Are you fascinated by PCB design and curious about taking a course or becoming a designer? Whether you’re a student pursuing an engineering degree, an electronics technician, or considering a career change, this post is the perfect opportunity to learn what it takes to master printed circuit boards. We will discuss the type of education required to be a PCB designer, the courses you can take, and a lot more.
A PCB designer’s work and career path
Printed circuit boards first became popular in the 1950s and started as a trade skill. Back then, designers would make their designs on large sheets of plywood or bakelite using tape, knives, stickers, and their steady hands. Once finished, they would take a reduction camera to make a film, which was then used to create the PCB tooling. Designers then had to be artists and engineers who knew electrical theory.
Now, PCB design and routing are done on computer systems, and the output is used for manufacturing. Today’s PCB designers build everything from prototypes to copper connections on the final board. They must place the parts, connect the electrical connections, and specify the entire board structure. To be successful, a PCB designer must understand electronic components, how CAD tools work, and the standard manufacturing process, including bare board fabrication and assembly.
As a designer becomes more experienced, they often take on an engineering role in product development and become involved in circuit design, component selection, and placement in the layout. Some designers are also embedded developers, combining their PCB design skills with programming. In this role, they must work with programmers and developers to translate the physical design into programming requirements.
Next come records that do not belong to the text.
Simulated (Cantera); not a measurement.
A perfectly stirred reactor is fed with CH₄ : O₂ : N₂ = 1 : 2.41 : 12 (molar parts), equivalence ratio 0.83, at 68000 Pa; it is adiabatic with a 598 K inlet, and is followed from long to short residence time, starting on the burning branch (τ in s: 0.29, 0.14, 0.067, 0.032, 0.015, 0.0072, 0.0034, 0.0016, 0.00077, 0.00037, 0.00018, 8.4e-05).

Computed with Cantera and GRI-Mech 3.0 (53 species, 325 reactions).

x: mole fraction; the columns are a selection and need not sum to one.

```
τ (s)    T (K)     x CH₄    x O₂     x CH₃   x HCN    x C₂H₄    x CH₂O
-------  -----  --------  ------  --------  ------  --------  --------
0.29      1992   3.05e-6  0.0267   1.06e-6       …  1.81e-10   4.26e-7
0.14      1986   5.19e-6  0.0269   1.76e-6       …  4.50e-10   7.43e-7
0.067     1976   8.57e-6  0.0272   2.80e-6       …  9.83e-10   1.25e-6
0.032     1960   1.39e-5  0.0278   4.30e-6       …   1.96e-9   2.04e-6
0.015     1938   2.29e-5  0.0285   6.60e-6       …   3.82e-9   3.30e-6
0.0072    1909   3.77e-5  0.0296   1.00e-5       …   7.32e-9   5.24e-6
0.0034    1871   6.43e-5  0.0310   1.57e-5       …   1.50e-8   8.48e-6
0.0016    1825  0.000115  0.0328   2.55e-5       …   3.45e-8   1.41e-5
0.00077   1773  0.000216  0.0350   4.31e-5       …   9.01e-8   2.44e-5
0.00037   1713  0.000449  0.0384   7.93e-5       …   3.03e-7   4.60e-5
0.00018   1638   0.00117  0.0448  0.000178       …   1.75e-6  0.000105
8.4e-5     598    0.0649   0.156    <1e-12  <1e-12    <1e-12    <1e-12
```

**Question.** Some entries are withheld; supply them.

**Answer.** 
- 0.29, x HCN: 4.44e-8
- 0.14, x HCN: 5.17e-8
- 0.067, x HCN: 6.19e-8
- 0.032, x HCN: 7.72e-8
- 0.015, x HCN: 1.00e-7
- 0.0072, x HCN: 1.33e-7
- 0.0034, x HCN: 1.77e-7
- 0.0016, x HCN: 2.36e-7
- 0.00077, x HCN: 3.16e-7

Education for a PCB designer
Getting educated is important for any career path, especially in a technical field like PCB design. Today, it’s not commonly taught in universities, and the quality of instruction can vary. However, there are options for learning PCB design as part of an engineering degree or taking industry-level courses. Most companies require a 4-year engineering degree for PCB design jobs.
In the past, you could learn PCB design on the job as it was a trade skill and focused on drafting. Now, the skills required have become more complex, and it’s recommended to have an electrical or computer engineering degree. For those interested in manufacturing or process development, a degree in materials science or chemistry is recommended. This provides designers with the broad range of skills needed for today’s PCB design job.
A few examples of the courses you might have to take while pursuing engineering to learn PCB assembly and design include:
- Basic electromagnetics
- PCB layout (available via community colleges)
- Circuit simulation and design
- Power systems
- RF antennas and design
PCB design courses to pursue
For those interested in PCB layout, there isn’t a specific degree for it. But, industry-level courses can be taken as part of your education to bridge the gap between a typical engineering degree and industry standards for professional designers. Courses like the Printed Circuit Engineering Association’s PCE-EDU course can help you start off on the right foot.
Part of becoming a PCB designer also involves learning how to operate CAD software. When starting out, freemium PCB design software might be your best bet. It can help you understand the basics without requiring a large investment on your part. But, if you aim to work in a professional setting, open-source programs won’t cut it, and you’ll need a more advanced CAD tool. You can access paid CAD tool courses that offer educational licenses from companies like Eagle PCB Design, CircuitMaker, and Upverter.
PCB assembly and fabrication
Designers do not necessarily have to be experts in setting up a PCB manufacturing plant, but it benefits them to be familiar with the fabrication process and its impact on PCB layout design. Being knowledgeable about manufacturing can help designers anticipate and prevent circuit board failures during fabrication and assembly.
Having an understanding of the following is beneficial:
- PCB assembly methods: Both manual and automated through-hole assembly processes are crucial in finalizing circuit board production, and the design should facilitate precise assembly.
- Manufacturing documentation: Transforming CAD files into manufacturing files, which the manufacturer will use to physically produce the PCB.
- PCB fabrication procedures: How PCBs are manufactured and what causes failures, as well as what to expect during the production process.
PCB design rules
All PCB design organizations and manufacturers abide by certain standard design principles, including thermal stability, power stability, testing, and manufacturing procedures. Adhering to these design rules and guidelines is crucial for designers, as it enables them to create the appropriate circuit board for their clients or manufacturers while ensuring they don’t overlook any important details.
The specific design rules vary based on the type of circuit being created, whether it’s small or complex, but a solid understanding of these design rules and layout best practices can help designers tailor their circuits to meet specific project needs.
PCB design review process
PCB designers go through a thorough design review process to produce high-quality designs that are suitable for any manufacturer or organization. They check the layout for errors and areas for improvement to meet design objectives. This process typically consists of three stages: a designer’s initial review, followed by a review conducted jointly or individually by hardware engineers, and a final assessment by a qualified consultant or engineer. This process guarantees that the design adheres to both aesthetic and documentation standards prior to commercial use.
The demand for designing modern and evolving PCB technologies is on the rise. With the increasing prevalence of electronics like IoT (Internet of Things) in our daily lives, the future of electronic design is very promising. However, the pool of skilled PCB designers and manufacturing personnel is decreasing as many designers are nearing retirement. New onboarding initiatives and a surge of new job openings make PCB design a promising skill to acquire.